Finding rows in SQL where changes but only certain changes while keeping others

Finding rows in SQL where changes but only certain changes while keeping others - sql

I have this scenario where I want each occurrence of an active row to bring back that row in my result set and also inactive if there is only 1 inactive record for that IDENTIFIER and also if there are more than 1 active also show those. I've used Row_Number function and then in another query show where the row = '1' but if I do that row 1s only come back and then I lose some of my desired results. To restate my issue is I want all active records to come back and only inactive where IDENTIFIER is unique. The row that is bold should not be shown in the results.
1 has 1 active record in the DB.
2 has 2 active and 1 inactive records.
3 has no active records.
4 has only 2 active records, no inactive.
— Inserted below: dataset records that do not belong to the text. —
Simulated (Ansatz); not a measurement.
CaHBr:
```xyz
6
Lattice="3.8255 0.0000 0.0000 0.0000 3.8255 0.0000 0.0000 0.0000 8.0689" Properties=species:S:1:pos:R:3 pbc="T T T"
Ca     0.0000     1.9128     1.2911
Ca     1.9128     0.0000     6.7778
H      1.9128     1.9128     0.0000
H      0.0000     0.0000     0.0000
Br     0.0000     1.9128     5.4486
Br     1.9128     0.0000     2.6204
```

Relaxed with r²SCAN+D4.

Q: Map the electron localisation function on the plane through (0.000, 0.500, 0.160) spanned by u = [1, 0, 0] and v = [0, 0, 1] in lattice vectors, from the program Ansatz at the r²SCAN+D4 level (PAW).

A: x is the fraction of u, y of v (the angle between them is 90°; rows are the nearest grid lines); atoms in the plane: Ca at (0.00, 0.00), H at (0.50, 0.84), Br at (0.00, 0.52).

You can use a windowed conditional count, this has the benfit of only scanning the table once
SELECT
t.IDENTIFIER,
t.DB_ID,
t.Status
FROM (
SELECT *,
HasActive = COUNT(CASE WHEN t.Status = 'Active' THEN 1 END) OVER (PARTITION BY t.IDENTIFIER)
FROM YourTable t
) t
WHERE t.Status = 'Active' OR t.HasActive = 0;

One way to do this is with NOT EXISTS:
SELECT t1.*
FROM tablename t1
WHERE t1.Status = 'Active'
OR NOT EXISTS (
SELECT 1
FROM tablename t2
WHERE t2.identifier = t1.identifier AND t2.db_id <> t1.db_id
);
I assume that the column db_id is unique, at least for the same identifier.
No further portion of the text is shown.